A good way to understand the analysis of the United Nation (UN)’s attempts to implement and impose green capitalism in Colombia can be found in the publication, Environmental considerations for the construction of a territorial, stable and lasting peace (Consideraciones ambientales para la construcción de una paz territorial, estable y duradera), initiated in September of 2014 and published in January of 2015, during which time Santos’ second National Development Plan was being drafted (1).

The UN recognizes the problems associated with the FARC’s withdrawal from regions where, thanks to this military presence, favorable environmental conditions have been maintained. It recognizes the contradiction that those places may be destroyed with the arrival of corporatism and the extractive model favored by the government’s “democratic prosperity.”

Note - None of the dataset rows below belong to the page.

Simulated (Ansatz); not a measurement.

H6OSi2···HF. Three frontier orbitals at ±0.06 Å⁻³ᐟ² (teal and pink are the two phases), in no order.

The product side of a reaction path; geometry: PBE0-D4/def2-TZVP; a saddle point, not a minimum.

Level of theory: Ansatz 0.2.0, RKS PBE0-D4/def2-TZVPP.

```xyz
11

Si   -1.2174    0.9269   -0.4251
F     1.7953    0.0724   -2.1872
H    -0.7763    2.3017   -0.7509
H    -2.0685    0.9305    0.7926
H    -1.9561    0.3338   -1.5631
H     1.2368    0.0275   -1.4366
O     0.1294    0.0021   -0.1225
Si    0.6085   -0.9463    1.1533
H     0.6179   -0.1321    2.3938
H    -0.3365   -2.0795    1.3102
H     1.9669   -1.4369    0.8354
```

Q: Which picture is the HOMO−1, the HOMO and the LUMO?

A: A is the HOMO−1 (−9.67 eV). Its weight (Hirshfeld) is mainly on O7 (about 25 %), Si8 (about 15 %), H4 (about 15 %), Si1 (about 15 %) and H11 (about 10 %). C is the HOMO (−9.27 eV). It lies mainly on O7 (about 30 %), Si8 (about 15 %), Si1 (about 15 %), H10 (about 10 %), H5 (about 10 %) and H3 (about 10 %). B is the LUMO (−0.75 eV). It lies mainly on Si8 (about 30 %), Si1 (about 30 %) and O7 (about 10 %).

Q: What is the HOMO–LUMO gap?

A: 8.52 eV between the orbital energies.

In this context, the UN has developed hypotheses and proposals under a green economy framework.  This is a double contradiction and a paradox: Avoiding potential destruction of lands using green economy schemes is a regressive return to a model that since the 1990s has deepened social and environmental injustice in Colombia—under the fallacy of sustainable development.  Let's have a look.

The United Nations Environment Programme (UNEP) presented the green economy that is being sought as the environmental solution to implement in post-agreement Colombia, in the last UN Conference on Environment and Development in 2012 in Rio de Janeiro.  Official documents state that the environmental problems and crises are the result of misallocation of capital in development projects, and thereby absolve the capitalist system of responsibility. In other words, instead of getting to the heart of the problem, this view leaves it intact. It presents corporate governance as one of the solutions to the global crisis, viewing state environmental and territorial administrations as weak, and corporations as saviors with the necessary technology and capital to address the problem. It ignores any rights perspective on the commons; favors privatization via public-private partnerships as the only way to manage the commons; and presents false solutions to the global environmental crisis (such as Reducing Emissions from Deforestation and Forest Degradation -REDD- and Payments for Ecosystem Services -PES-).

Returning to Colombia, after pointing out the environmental contradiction that could occur in the post-agreement, the UN presented a series of proposals in four areas, namely:

a) Land Use Planning. In a post-agreement setting, there is a clear necessity to reconcile national and regional views with local views. It is an aspect that seems necessary, yet the UN later states that in order to accomplish this, it is important to recognize biodiversity in terms of natural capital (NC). The concept of natural capital seeks the mercantilization of nature. Yet nature is not equitable to capital, and in fact the capitalist system has caused its very destruction.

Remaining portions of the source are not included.